There is no comparable date for the NHL on NBC last year, as the network was airing the Olympics that week in 2010. However, two years ago the network aired Penguins/Capitals on the comparable date and drew a 1.1, marking an 8.3% improvement for this year’s broadcast. While it may be a small bump, the fact is that the regional games, doubleheader, later timeslot and general curiosity led to a decent start for the league and network’s new hockey tradition.
Through six telecasts (on five dates) The NHL On NBC is averaging a 1.3 overnight rating.
NHL On NBC Overnights This Season
January 1 – Washington vs. Pittsburgh: 2.8
January 23 – Philadelphia vs. Chicago: 1.1
February 6 – Pittsburgh vs. Washington: 1.0
February 13 – Boston vs. Detroit: 0.9
February 20 – Regional Coverage*: 1.2
February 20 – Pittsburgh vs. Chicago*: 1.2
Season-to-Date Average: 1.3
February 21, 2011 3 Comments
Don Cherry’s not going anywhere, at least not for another season of Hockey Night in Canada.
The outspoken commentator renewed his contract with HNIC through the 2011-2012 season, CBC announced on Saturday.
“Don has been a part of the CBC Hockey Night in Canada family since 1980, generating passion and debate among hockey fans everywhere,” said Kirstine Stewart, executive vice-president of CBC English Services.
“Hockey Night in Canada, with Don at the desk for its 59th season, will continue to bring the very best of hockey programming on all of its platforms to Canadians everywhere.”
Cherry will continue to co-host his hugely popular first intermission Coach’s Corner segment with Ron MacLean every Saturday night and through the duration of the Stanley Cup playoffs next season.

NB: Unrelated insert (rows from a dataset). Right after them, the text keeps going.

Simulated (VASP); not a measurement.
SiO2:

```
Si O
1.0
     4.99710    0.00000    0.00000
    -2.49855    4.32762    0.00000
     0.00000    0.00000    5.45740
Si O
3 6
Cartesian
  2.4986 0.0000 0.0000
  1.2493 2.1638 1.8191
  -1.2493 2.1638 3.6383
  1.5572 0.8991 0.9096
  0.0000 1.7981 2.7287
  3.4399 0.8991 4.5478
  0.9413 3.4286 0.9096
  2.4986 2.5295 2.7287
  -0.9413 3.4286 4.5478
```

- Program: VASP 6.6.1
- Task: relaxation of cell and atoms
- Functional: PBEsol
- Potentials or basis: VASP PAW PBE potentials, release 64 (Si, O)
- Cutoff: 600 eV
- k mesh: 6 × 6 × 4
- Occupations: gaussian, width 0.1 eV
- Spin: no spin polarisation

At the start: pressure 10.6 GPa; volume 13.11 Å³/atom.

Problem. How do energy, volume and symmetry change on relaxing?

“We join millions of fans in congratulating Don on his new contract and wishing him continued success as the declarative voice of CBC’s definitive hockey broadcast,” said NHL commissioner Gary Bettman.
“Don’s knowledge of the sport is exceeded only by his love for it and we are proud of his enduring connection with the game and the National Hockey League. He truly is one of a kind, and it is an honour to consider him a friend.”
The 77-year-old Canadian icon joined Hockey Night in Canada in 1980 after a successful coaching career with the Boston Bruins and Colorado Rockies from 1974-80, winning the Jack Adams coach of the year award in 1976 during his time with Boston.
February 21, 2011 1 Comment
The NHL’s Heritage Classic on Sunday won’t be the only time you’ll see personable former NHL star Jeremy Roenick on the VERSUS airwaves.
The entertaining, popular, TV-friendly Roenick – who has been plying his new trade with NBC, TSN and NHL Network since he retired – will appear on VERSUS’ nightly program NHL Overtime every night this week along with Billy Jaffe and hosts Bill Pidto and Liam McHugh. This will be the first time Roenick has appeared in the network’s Stamford, CT studios. The show will air at 11:00 PM ET Monday, Wednesday and Thursday this week, and 11:30 PM ET on Tuesday night.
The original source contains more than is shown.